Public transport is the predominant mode of motorized local travel in cities. This is predominantly by road, since commuter rail services are available only in the four metropolitan cities of Mumbai, Delhi, Chennai, and Kolkata, while dedicated city bus services are known to operate in at least 17 cities with a population of over one million. Intermediate public transport modes like tempos and cycle rickshaws assume importance in medium size cities. However, the share of buses is negligible in most Indian cities as compared to personalized vehicles, and two-wheelers and cars account for more than 80 percent of the vehicle population in most large cities.

Traffic in Indian cities generally moves slowly, where traffic jams and accidents are very common. India has very poor records on road safely—around 90,000 people die from road accidents every year. A Reader's Digest study of traffic congestion in Asian cities ranked several Indian cities within the Top Ten for worst traffic.

With the introduction of Bus Rapid Transit (BRT) and the development of dedicated corridors for the service, bus service is set to improve. The DTC has started introducing air-conditioned buses and brand new low-floor buses (with floor height of 400 mm and even higher on one third area as against 230 mm available internationally.) on city streets to replace the conventional buses. A revamp plan is underway to improve bus-shelters in the city and to integrate GPS systems in DTC buses and bus stops so as to provide reliable information about bus arrivals.
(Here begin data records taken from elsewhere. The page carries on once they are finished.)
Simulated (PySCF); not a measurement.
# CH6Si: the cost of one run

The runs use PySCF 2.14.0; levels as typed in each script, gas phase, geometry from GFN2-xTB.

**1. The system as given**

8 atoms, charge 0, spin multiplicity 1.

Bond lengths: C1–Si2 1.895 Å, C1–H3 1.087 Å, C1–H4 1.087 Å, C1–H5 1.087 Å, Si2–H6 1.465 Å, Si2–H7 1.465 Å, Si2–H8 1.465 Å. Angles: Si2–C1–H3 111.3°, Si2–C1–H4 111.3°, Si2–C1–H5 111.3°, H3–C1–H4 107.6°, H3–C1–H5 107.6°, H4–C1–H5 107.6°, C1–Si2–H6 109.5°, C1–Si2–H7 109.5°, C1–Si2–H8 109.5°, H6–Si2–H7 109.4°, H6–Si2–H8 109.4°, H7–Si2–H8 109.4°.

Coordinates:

In 2007, after public uproar concerning the large number of accidents caused by privately-owned Blue line buses, the Delhi government, under pressure from the Delhi High Court decided that all Blue line Buses shall be phased out and be eventually replaced by low floor buses of the state-owned DTC. The Delhi Government has decided to expedite this process and will procure 6,600 low floor buses for the DTC by commonwealth games next year.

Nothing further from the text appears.